Michigan State University officially deployed a full-size autonomous EV bus this week. A 27-foot, 22-seat Karsan Autonomous e-ATAK bus is taking passengers on the 2.5-mile campus route. The autonomous bus is one of the largest of its kind to be deployed on U.S. roadways to date. The bus has 22 seats, with students, staff and faculty being able to board and depart the bus at two stations. The bus also has a wheelchair ramp and audio messaging for accessibility.
The Spartan bus completed on-campus testing, which did not include written college admission tests. More than 650 test runs of its route during all hours of the day helped make the official deployment possible. As part of the process to accept passengers, validation of the bus, route and infrastructure was granted by the National Highway Traffic Safety Administration (NHTSA). It appears to be the first and only SAE Level-4 automated bus that has NHTSA approval.
The bus’s route will run non-stop, round-trip from the MSU Auditorium to the MSU Commuter Lot (#89) at the intersection of Farm Lane and Mt. Hope, which houses the largest solar carport array in North America. To make this non-stop route possible, all traffic lights along the route are controlled through “intelligent” (smarter than U of M students? They only speak football in 100-yard increments there. – editor) roadside units that will actively communicate with the bus to improve its safety.
The bus has Level 4 autonomy in SAE-speak (SAE Autonomous Driving Levels). This means it can operate without any human interaction. It was developed and produced by Karsan, a bus manufacturer, and updated with ADASTEC’s advanced autonomous technologies. Autonomous e-ATAK was developed and produced for autonomous use by bus manufacturer Karsan, and updated with ADASTEC’s software platform, named flowride.ai. The platform incorporates a range of sensor, safety and mapping equipment on the bus. It also supports data sharing, mission control and fleet management operations.

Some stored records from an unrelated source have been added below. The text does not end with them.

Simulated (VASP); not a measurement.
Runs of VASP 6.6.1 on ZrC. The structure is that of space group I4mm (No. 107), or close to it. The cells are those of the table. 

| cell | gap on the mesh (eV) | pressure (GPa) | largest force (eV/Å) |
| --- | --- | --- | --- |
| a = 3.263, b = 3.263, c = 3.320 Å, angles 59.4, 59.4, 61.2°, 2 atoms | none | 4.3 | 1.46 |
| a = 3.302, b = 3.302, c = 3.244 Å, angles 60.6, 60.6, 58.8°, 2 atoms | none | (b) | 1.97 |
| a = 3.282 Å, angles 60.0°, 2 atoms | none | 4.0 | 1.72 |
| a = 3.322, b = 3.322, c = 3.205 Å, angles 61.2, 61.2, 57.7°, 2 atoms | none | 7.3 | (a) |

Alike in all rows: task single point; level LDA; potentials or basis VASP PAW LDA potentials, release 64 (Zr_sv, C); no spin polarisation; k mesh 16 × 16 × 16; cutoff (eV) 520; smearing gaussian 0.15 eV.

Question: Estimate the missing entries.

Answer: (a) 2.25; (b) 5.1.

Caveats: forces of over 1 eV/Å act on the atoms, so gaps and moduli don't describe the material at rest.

“Designed for large-scale public transport and integrated with a breadth of cutting-edge sensor, safety and mapping equipment, the ADASTEC Open Automated Bus Platform offers bus manufacturers opportunities to best meet the needs of next-generation automated public transportation,” according to the maker.
“This is a historic milestone in our mobility efforts, and we are thrilled to have our electric autonomous bus accept riders on campus,” said Satish Udpa, Interim Director of MSU Mobility and University Distinguished Professor of Electrical and Computer Engineering and Member of the State of Michigan’s Council on Future Mobility and Electrification.
“We couldn’t have brought this project to fruition without the help of Karsan, which provided the bus and technical assistance; ADASTEC, which provides the autonomous technology, testing and extensive technical support; and the state of Michigan, which awarded ADASTEC a $100,000 grant through the Michigan Office of Mobility and Electrification,” Udpa concluded.